Gail’s review published on Letterboxd:
Watched for Hooptober 6. (The first one! It's happening! ahem.)
I remember blasting the Andrew Lloyd Webber soundtrack while cleaning up the soup booth at Renaissance Festival, my high school summer job. I remember reading and rereading the book when I was in high school, and reading that book by Susan Kay, and juggling for my friends to the soundtrack, and cringing at the terrible version from 2004, and going on a tour of the Opera House when I was in Paris partway through college, and incorporating the original and some of the based-ons into my senior project as an undergraduate, trying to do something like the Thompson index of things more or less Beauty and the Beast, a fairy tale I've been more or less obsessed with since I can remember. So what I'm saying is, I was suuuuper into this story in the 1995-2005 window of my life.
It's always a weird feeling revisiting things I loved deeply when I was younger and feeling how I'm different.
So having actually been to the Opera House, it was amazing to see it in this (blurry, presumably unrestored, free on Prime) version. I love how they indexed on the chandelier a bunch at the beginning. It's a nice tense feeling, seeing it and wondering how they're going to make it fall. The cellars in this version look a lot like the back lot after clearing Griffith's massive sets after making Intolerance (and maybe some of the Melies brothers magic films--that weird basilisk face especially). The boat bed that Christine slept in, I covet the heck out of that thing. It's like the adult equivalent of a kid's race car bed.
The Phantom's mask was seriously creepy (for me and my mild doll phobia anyway). The mask Webber figured out never made sense to me because it seems like nothing is holding it on his face at all, so this one is an improvement in mask logistics even though it's the horror-est part of the movie for me. (And that veil thing along the bottom edge of the mask, and you can see his mouth moving through it, mostly teeth... eep.)

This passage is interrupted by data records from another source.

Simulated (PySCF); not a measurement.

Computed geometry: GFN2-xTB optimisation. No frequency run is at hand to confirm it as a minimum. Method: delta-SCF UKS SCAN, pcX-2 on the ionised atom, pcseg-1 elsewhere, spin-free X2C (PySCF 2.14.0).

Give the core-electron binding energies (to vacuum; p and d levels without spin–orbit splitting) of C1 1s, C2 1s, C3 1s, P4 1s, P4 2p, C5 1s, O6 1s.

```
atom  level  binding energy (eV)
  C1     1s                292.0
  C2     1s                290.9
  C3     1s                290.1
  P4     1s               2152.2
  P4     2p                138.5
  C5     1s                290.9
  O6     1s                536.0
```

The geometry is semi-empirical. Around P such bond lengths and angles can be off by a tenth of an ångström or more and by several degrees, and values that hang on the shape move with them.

Christine's acting irritated me. She felt like Amy trying to act in Jo March's production of Whatever That Was, with Roderigo. The Phantom was neat, especially the mask, but I had a much harder time sympathizing with him than I did as a late teen to early twenties person. Raoul kept reminding me of Kevin Kline as Guy Noire so my squirrel brain had a hard time taking him seriously. (trying to decide if I should be irritated at him for ignoring Christine's first 'stay away from me' letter or not, considering her second, 'I promised I wouldn't see you but let's hang out' letter.) Raoul and Phantom, two guys who need work on how relationships work. And Christine, who maybe just needed a lock on her dressing room door. (I kept thinking of Marlene Dietrich's character in Blue Angel every time somebody came into Christine's room without knocking. I hadn't thought when I actually watched Blue Angel, but in retrospect I'm pretty sure she didn't have a lock on her door either--she might not have even had a door.)
Anyway. Goodbye, self that loved this story uncritically. Hello, Hooptober 2019.